Thursday, January 1, 2009

Turning the page

Flashing neon lights have marched for months around one square on my mental calendar: December 31, 2008. I heaped my goodbyes and losses into a truck and watched it drive away. My lessons learned and invaluable experiences were packed neatly into the suitcase I sat on, eagerly watching the horizon for the arrival of 2009. It was right on time. I looked over the old scribbles in my journal and turned the page to look at the blank lines. I'm optimistic about the words I imagine there.

Here's what I actually sat down to write about: new year's eve in Denver.
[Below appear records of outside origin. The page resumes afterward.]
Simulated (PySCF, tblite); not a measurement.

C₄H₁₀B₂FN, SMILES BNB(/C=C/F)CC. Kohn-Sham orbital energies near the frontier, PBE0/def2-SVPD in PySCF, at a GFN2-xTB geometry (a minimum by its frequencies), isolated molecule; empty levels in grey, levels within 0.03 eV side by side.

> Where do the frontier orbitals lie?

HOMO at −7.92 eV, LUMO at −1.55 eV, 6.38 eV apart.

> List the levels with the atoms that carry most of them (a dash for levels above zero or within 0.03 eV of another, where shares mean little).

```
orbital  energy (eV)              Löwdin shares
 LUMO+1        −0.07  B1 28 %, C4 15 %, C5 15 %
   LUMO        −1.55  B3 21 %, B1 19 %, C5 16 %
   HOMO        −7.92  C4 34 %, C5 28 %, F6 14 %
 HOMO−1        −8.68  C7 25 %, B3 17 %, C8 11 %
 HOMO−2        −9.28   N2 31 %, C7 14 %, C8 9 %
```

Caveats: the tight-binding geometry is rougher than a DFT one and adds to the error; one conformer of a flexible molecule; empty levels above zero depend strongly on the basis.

Before I went north, my dad and mom took me to Jake and Telly's, a Greek restaurant in Old Colorado City. Our East London waitress recommended the Mixed Mezze appetizer, a sampler including dolmadikas, gyro meat, kalamata olives, feta cheese, meatballs, etc. All delicious. Dad ordered the manly Lamb Shank as his entree, and Mom and I split The Samurai, a seaweed-wrapped salmon on a bed of rice with cucumber and onions. Dessert was Chocolate Mousse. I would be Greek, if only for the food.

After dinner, I rode with some friends to Denver. Our destination was an early-1900's bungalow on the corner, down the street from Washington Park. Inside was a virtual high-school reunion and a bloodhound. It was strange getting reacquainted with people I hadn't talked to in over six years, but I enjoyed every minute. When the clock reached 11, seven of us drove a few minutes into downtown Denver to watch the fireworks go off from 16th Street. At the stroke of 12 we were running down Larimer Street because the fireworks were at 16th, we were at 19th and could only see glimmers of the show in the windows of the buildings. We arrived at 16th to find people packed from one side of the road to the other, some with faces to the sky, some lost in the kiss of their sweetheart, and the little boy in front of us who was lost in a world with his lightsaber. The mild fireworks show ended, and we suddenly found ourselves at the front of a crowd we had just been behind. There was only one direction to go, so when my group stopped to take pictures, I felt like a rock sticking up out of a river as people streamed by on either side. I can't pinpoint the moment I heard Denver calling my name, but I know it snuck up on me. Now I'm trying to think of every excuse to go back.

1 comment:

  1. Denver or bust!! sounds like a delightful adventure-LOVE YOU.